Summer | Teen Ink

Summer

July 1, 2019
By ingrikop BRONZE, Plano, Texas
ingrikop BRONZE, Plano, Texas
1 article 0 photos 0 comments

Summer.  To you, it’s days of endless sunshine, watermelon, and popsicles.  Instagram photoshoots with your best friends and staying out until midnight because your parents trust you and keep no curfew.  It’s a break from the stresses of your life, where you can go to the beach in a bikini knowing cute boys are trying to catch your attention, and vacation in Europe without so much as thinking about how much a scoop of gelato costs.  I know summer is your favorite season, and I get it. It’s carefree and fun, and there’s nothing to do except for everything you want. It doesn’t matter that the sun is trying to kill you, because to you, it’s just saying that you should go out and tan some more.
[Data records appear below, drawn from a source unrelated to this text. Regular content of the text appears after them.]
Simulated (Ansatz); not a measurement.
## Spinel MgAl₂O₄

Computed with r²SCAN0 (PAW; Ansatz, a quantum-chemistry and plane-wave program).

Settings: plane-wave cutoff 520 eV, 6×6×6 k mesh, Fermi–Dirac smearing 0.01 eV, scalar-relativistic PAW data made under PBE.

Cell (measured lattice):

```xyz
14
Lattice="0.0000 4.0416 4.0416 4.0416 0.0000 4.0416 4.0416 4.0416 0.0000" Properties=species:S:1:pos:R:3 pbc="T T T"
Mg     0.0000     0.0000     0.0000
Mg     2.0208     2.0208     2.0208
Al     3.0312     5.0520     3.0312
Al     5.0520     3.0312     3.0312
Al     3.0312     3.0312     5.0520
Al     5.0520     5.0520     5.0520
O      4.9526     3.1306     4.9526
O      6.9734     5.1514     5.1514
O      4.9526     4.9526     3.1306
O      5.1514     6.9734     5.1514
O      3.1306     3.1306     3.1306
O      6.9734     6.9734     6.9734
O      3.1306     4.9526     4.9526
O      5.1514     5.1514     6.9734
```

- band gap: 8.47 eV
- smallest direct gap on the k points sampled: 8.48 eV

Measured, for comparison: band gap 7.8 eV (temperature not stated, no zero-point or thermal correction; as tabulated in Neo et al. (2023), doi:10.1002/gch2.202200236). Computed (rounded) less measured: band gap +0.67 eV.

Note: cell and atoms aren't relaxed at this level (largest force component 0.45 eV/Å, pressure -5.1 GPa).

It’s okay that you love summer.  But please try to understand that what’s a brilliant yellow to you is only an endless gray for me.  To me, summer is nothing. Not horrible, not wonderful, but nothing. Summer is when I have to stay home all day, and no one is forced to be friends with me.  Summer is when I get to stay at home all day, so the scorching sun doesn’t darken my skin, and I get to look like what my damaged brain tells me is pretty.  Summer is when I get up earlier than the sun to swim, pushing my body to complete exhaustion only for it to serve me no use. Summer is looking in the mirror, and seeing fat that doesn’t go away.  Avoiding the mirror because I can’t stand it. Your staple Nike shorts cut off my circulation and force me to look at the dimple-like depressions and extending stretch marks that pollute my thighs.  Summer is where I sit at my computer, staring blankly at the screen, unable to do the simplest task of clearing out my inbox because I simply can’t bring myself to. Summer is when I neglect my duties, and still hold the hope that I will be that girl, the one that’s unbelievably intelligent, good at everything she tries, and who everyone adores.  Summer is when I want to be a writer, but never once pick up a pen. It’s hopes and dreams dashed, and the only reason is me. Summer is wanting to throw up, not at the sight of food or mess, but at random objects and thoughts in my daily life. Summer is my mother yelling at me for everything, pulling my hair and shoving me around, hating me for not being ‘the person she knows I am’.  Summer is when I can’t go to sleep, and write this instead. My mind is racing with thoughts of a typical self-loathing nature, yet I can’t seem to feel anything. Not sadness, not anger, and most definitely not happiness. Even my frequent frustration is dulled as I grasp at the knotted strings of my emotions. They are all balled up and pressed together, and I can’t seem to find either end.


Last summer, I wanted to die.  I wanted to fall off the face of the earth, never to be seen again.  I cried and I cried and I cried because my life was pathetic. My only friends were fictional, and even those could so easily be ripped from me.  I had no control and I wanted to give it up once and for all. In typical fashion, I didn’t have the determination to do it, to end it all. In a sense, I never would have anyway.  I remember feeling helpless and angry. I was miserable. I didn’t understand how I could be subjected to this life. What had I done to deserve it? I wanted to die, but never truly believed I was ill, even when I was hurting myself physically.  I wasn’t cutting, so it couldn’t be self harm, right? At least then I felt something.


This summer, I am and feel like nothing.  Nothing, like a black and white movie that drags on forever.  You can’t leave because you already bought the ticket, and your cheap self is sitting in the theater, seeing the purchase through.  The characters never say anything to each other, instead living on in their own twisted realities. The music is the only thing that can make you feel, but an odd heaviness forces you to tune it out, and even that glimpse of emotion is stolen from you.  I’m stuck in the theater, avoiding the nothingness of my movie, closing my eyes in temporary death for as long as I can. I eat, and I regret it, or I don’t and end up feeling even more empty. I pretend to love, pretend I am loved, and am eaten up by sorrow because I never get to stop pretending.  Shame is all I feel, and it is joined by regret and disgust in the absence of my truth. The movie may be in black and white, but that doesn’t discount the million shades of gray that complicate everything. I don’t feel real and my life doesn’t feel real and all I know is that it’s the middle of summer and I still can’t fall asleep.